The "Process" of John Edward

I did a google search and found this nifty little Poisson calculator
http://hyperphysics.phy-astr.gsu.edu/hbase/math/poifcn.html
If I plug in BillHoyt's numbers, I get this:

If the probability of a single event is p =.1336 and there are n = 85 events, then the value of the Poisson distribution function at value x =18 is 1.802468785965208 x 10^ -2. For these conditions, the mean number of events is 11.356 and the standard deviation is 3.1366922705295783.

If I plug in Lurker's numbers for "A", I get this:

If the probability of a single event is p =.065 and there are n = 231 events, then the value of the Poisson distribution function at value x =6 is 4.796096105218159 x 10^ -3. For these conditions, the mean number of events is 15.015 and the standard deviation is 3.7468686926552417.

I would seem that the numbers for Lurker's office are even more statistically significant than for JE's J guesses. I think that this may be support for the argument being made by both Lurker and myself regarding small sample sizes and the meaningfullness of the analysis.

edited to fix link
 
Lurker said:


Agreed again. But I was merely comparing averages. And clearly I was not comparing apples to oranges. I was comparing oranges from one shipment to all the known oranges. Methinks you are being unreasonably pedantic in your definitions.

I note you did not have the same problems when discussing the PASS/FAIL test for the rare/common letter test. Why do you think that is...

Lurker

I'm hardly being pedantic here. You simply can't compare percentages unless you know the denominators are truly the same. If one could do this, then why would one bother with the hassle of inferential statistics? Why not simply set a percentage difference level and do what you did?

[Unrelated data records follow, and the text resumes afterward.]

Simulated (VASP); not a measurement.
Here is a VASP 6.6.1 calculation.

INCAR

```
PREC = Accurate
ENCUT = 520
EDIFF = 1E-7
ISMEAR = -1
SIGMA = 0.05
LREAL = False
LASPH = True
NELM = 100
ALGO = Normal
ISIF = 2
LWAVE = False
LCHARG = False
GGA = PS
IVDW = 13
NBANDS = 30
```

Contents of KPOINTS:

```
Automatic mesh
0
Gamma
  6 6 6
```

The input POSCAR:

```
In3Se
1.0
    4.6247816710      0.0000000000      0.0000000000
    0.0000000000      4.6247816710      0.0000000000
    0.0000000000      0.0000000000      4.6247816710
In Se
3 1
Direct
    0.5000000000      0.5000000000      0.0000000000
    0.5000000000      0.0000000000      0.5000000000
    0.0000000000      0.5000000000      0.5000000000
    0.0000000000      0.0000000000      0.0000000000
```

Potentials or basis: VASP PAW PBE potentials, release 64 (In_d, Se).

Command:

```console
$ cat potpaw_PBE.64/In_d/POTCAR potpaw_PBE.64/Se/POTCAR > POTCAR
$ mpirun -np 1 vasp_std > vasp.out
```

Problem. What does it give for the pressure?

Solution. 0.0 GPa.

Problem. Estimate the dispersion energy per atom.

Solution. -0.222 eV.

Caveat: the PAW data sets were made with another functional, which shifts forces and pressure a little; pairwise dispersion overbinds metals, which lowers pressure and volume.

Actually, I did have the same problem with the rare/common letter test after all the specifics were discussed. The problem there, though, lies in the combined male/female data. I'm looking into the Census data to try to get those denominators so that the combined male/female percentages are done properly.

Cheers,
 
OK, Bill. Let's just go back and say I was a bit more precise and when I made the comparison I meant I was comparing the means. Does that help? I never meant to imply that my "for kicks and giggles" test was any sort of statistical analysis. All I did was comapre a SAMPLE versus the census. Nothing more, nothing less.

And if you want to make the claim that the confidence intervals created by the standard deviations are too high that is your option.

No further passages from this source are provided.